Political News

To beat Biden, his rivals must win in Iowa and New Hampshire

Posted June 15, 2019 8:18 a.m. EDT

— First things first: The theme song of the week is the closing theme from Knots Landing.

Poll of the week: A new Monmouth University Nevada Democratic caucuses poll finds that former Vice President Joe Biden leads with 36%. He was followed by Massachusetts Sen. Elizabeth Warren at 19%, Vermont Sen. Bernie Sanders at 13%, South Bend, Indiana, Mayor Pete Buttigieg at 7% and California Sen. Kamala Harris at 6%.

The poll was the first high-quality poll taken of the third-in-the-nation Nevada caucuses.

What's the point: The big question for most of the 2020 Democratic presidential field is how to beat front-runner Biden.

One obvious way is to change the entire national trajectory of the race. That could certainly occur.

But assuming the national race remains mostly stable (as it has been for the most part), you'll have to knock Biden out state by state.
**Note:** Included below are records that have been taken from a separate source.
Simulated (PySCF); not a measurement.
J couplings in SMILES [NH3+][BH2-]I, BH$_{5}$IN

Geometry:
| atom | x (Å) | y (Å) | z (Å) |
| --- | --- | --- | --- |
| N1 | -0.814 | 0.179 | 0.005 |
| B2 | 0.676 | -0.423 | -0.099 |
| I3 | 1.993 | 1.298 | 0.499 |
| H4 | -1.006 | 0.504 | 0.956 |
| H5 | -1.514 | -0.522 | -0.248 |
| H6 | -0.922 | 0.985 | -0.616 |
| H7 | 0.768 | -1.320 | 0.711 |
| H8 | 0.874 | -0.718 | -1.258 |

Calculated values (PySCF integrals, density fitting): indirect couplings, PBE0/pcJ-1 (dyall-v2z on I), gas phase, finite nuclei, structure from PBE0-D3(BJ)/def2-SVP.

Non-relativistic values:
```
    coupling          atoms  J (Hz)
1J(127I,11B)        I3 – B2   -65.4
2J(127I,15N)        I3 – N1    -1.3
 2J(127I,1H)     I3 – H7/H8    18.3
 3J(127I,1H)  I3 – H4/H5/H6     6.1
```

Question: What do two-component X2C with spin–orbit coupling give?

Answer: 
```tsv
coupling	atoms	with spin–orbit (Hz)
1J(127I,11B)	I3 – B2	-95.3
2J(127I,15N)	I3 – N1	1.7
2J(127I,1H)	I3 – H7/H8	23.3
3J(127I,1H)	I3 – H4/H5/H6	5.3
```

And to that idea, Monmouth's Nevada poll reinforces a key point: to beat Biden, you'll likely have to defeat him in Iowa and New Hampshire. If you don't, the primary calendar only gets easier from there for him.

History has been quite kind to national front-runners who win Iowa or New Hampshire. Take a look at the national polls in competitive primaries on the eve of the Iowa caucuses and who won since 1972. In competitive primaries, the national front-runners who have won either Iowa or New Hampshire have gone on to win their party's nomination 11 of 13 (85%) times. Perhaps not surprisingly, the two contests (1972 and 2008 for the Democrats) where a national front-runner won Iowa or New Hampshire and didn't win the nomination were also contests which featured the lowest national primary vote margin for the nominee.

Compare that to contests where the national front-runner lost Iowa and New Hampshire. In those primaries, the national front-runner won only 1 out of 5 times (20%). The one time the national front-runner won, despite losing Iowa and New Hampshire, was Democrat Bill Clinton in 1992. That year, Iowa was uncompetitive because home state Sen. Tom Harkin was running, and Clinton was able to call himself "the comeback kid" following his second-place finish in New Hampshire.

These stats get at something important: presidential primaries are sequential. Voters nationally tend to heed the advice of early state voters. If Biden is able to emerge from the early states with at least one win, it'll be difficult to convince voters in later states to change their minds.

This year, especially, Iowa and New Hampshire provide unique and fertile ground to knock the front-runner off his perch. Our CNN/Des Moines Register/Mediacom poll released last weekend of likely Democratic Iowa caucus-goers showed Biden leading the field by 8 points and was at just 24%. That's quite a bit weaker than national polls that have him polling in the 30s with a double-digit advantage. Biden's advantage in New Hampshire has, like Iowa, been smaller than it's been nationally.

Meanwhile, his advantages in Nevada and fourth-in-the-nation South Carolina primary have been quite large.

The reason for Biden's weakness in Iowa and New Hampshire is multi-fold.

Both Iowa and New Hampshire feature a more liberal electorate than the national Democratic primary electorate. Biden's been running up the score with self-described moderate and conservative Democrats. He actually trails among liberal voters in Iowa, for example, but more than makes up for it by lapping the field among self described moderates and conservative.

Additionally, both Iowa and New Hampshire are very white. Biden has consistently done better with non-white voters (specifically African-Americans) than with whites. Buttigieg and Warren, specifically, haven't been able to breakthrough with non-white voters so far.

Finally, there's something to be said about geography and the people closest to Biden in the polls right now. Both Sanders and Warren represent states right next to New Hampshire. They're quite familiar to voters in the Granite State. Buttigieg, meanwhile, is the mayor of a city within a four-hour car ride of Iowa.

All those potential advantages for Biden's opponents mostly disappear once the race gets beyond Iowa and New Hampshire. We get into much more moderate states once the South Carolina primary occurs. Nevada and South Carolina are far less white. And once the race goes national, home state or near-home state advantages tend to go away.

The bottom line is this: if Biden wins either Iowa or New Hampshire, he's likely going to be the Democratic nominee.